The case was then prepared upon its merits. In the meantime a proceeding was also instituted before the State Railroad Commission by the city of Fort Thomas against the gas company, praying that body to take jurisdiction of the controversy under section 201e-1, Kentucky Statutes, and to make such orders as appeared necessary in the premises, directing and commanding the gas company to continue to furnish gas to the city and its inhabitants, and that the commission require the gas company to fix reasonable rates and prices for gas. The gas company filed a protest with the railroad commission in answer to the complaint, and the commission made an order overruling the demurrer of the gas company to the proceeding before the commission, assumed jurisdiction, and directed the company to continue to furnish gas to the city and its inhabitants and to install and extend service pipes and otherwise carry on the business of *Page 387 supplying gas in and to the city and its consumers. A copy of all the record of the proceeding before the State Railroad Commission is made part of the record in this case, that proceeding being instituted in pursuance to an act of March 22, 1920, now section 201e-1, Kentucky Statutes, the validity of which act is now also called into question.

This suit was originally instituted upon the theory that the gas company, being a public service corporation and having exercised the right of laying its mains and pipes in the streets of the city and of distributing and selling gas to the city and its inhabitants for ten years, was without right even on the termination of its franchise, to withdraw from business in the city and cease to supply gas as before. In argument counsel for the city assert that under modern conditions of life many of the daily necessities such as light, heat and water can be acquired only through the great public service corporations, many of which are monopolistic in their scope and power, and that it is not only within the powers and rights of government to regulate and control such companies but the highest duty of government to do so; that when such company receives its exclusive franchise and installs its mains and pipes in the streets of the city it thus cuts off competition and obtains a monopoly and it is charged with the duty of supplying the city and its inhabitants with the commodity which it alone can furnish, and when its franchise expires it alone can and will bid for a continuance thereof, because no other concern can compete with it, in as much as it has its equipment already installed, and thus such concerns obtain a masterful control over the situation and obtain an advantage which puts the municipality and its inhabitants at its mercy. Several cases are cited and relied upon as authorizing and empowering municipalities, situated as appellee, Ft. Thomas, to require a gas company having plants in a city to continue to supply gas to the municipality and its inhabitants after the expiration of the contract, because the company had, in a sense at least, a monopoly upon the supply of gas, owning the mains and pipes under the surface of the street and must supply the commodity which no other concern can supply on equal terms, and not turn the city and its people back to antiquated methods of oil lights and coal ranges. A special reliance is had upon the unreported opinion of *Page 388 Judge Hickenlooper of the federal district court, delivered in the case of United Fuel Gas Co. v. Railroad Commission of Kentucky, in which it was said:

"One of the recognized duties of the public utility being to serve all who apply, such companies are not only subject to legislative regulation in this respect, N. W. Ry. Co. v. Public Service Commission of West Virginia, 265 U.S. 70, 74, but this common-law duty can be enforced by a court of equity. . . . The mere fact that the franchise in the various cities have expired does not make the continuance of this business illegal, for, under section 23 of the Railroad Commission Act, the enterprise is now to be considered a state venture, and not a municipal one. The state is the unit and not the municipality. There is no obligation to continue in the state, but if they do continue in the state they are subject to their common-law and statutory duties in all parts of the state, county, township and municipality. This would not only seem to be the result of recent legislation, but also to be the trend of judicial view in Kentucky and elsewhere. See. Southern Railway Company in Kentucky v. Hachett, 174 Ky. 463; North Carolina Public Service Co. v. Southern Power Co., 282 Fed. 837, 844; Missouri Pacific Ry. Co. v. Kansas, 216 U.S. 262, 277; and Pennsylvania v. West Virginia, 262 U.S. 553; also Gas Co. v. McCall, 245 U.S. 345."

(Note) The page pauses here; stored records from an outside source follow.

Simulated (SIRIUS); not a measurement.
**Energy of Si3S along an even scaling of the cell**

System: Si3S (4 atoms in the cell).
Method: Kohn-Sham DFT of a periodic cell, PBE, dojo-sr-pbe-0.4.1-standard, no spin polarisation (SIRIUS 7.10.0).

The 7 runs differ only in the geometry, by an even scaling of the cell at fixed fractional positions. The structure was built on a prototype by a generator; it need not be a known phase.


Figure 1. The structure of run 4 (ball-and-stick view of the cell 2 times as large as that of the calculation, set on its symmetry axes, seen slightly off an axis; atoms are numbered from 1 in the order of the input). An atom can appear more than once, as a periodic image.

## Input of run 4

There is no authority to the effect that, where the franchise is silent as to its duration, such franchise is not perpetual but indeterminate, at the will of the parties, says 28 C. J., page 557. Where, however, the gas company forfeits or loses its right to exercise the privilege of distributing and selling gas within a city, it may withdraw therefrom, removing all of its equipment although the city and its inhabitants may not consent thereto, but, on the contrary, are anxious to have the gas company continue to supply gas to the city. East Ohio Gas Company v. Akron, 81 Ohio State 33, 90 N.E. 40, 26 L.R.A. (N.S.) 93. In that case it was definitely held that when a municipal corporation, by ordinance, gives its consent that a natural gas company may enter the municipality, lay down its pipes therein, and furnish gas to consumers upon terms and conditions imposed by the ordinances, which are accepted in writing by the company, such *Page 389 actions by both parties constitute a contract, and the rights of the parties thereunder are to be determined by the contract itself. And that where the contract between a municipal corporation and an incorporated company is silent as to the duration of the franchise, such franchise is hot perpetual, but the duration thereof is simply indeterminate, existing only so long as the parties mutually agree thereto. The incorporated company may, therefore, voluntarily forfeit its right to exercise, its privileges within the municipality, and wholly withdraw therefrom, but in such case the municipality has no right to prevent the incorporated company from removing its property, nor take possession of and make use of the same, nor to grant the right to use the same to another company, without due process of law; but so long as such gas company continues to exercise any of its franchise within the contracting municipality, it may be compelled to exercise its franchise therein fairly and without discrimination.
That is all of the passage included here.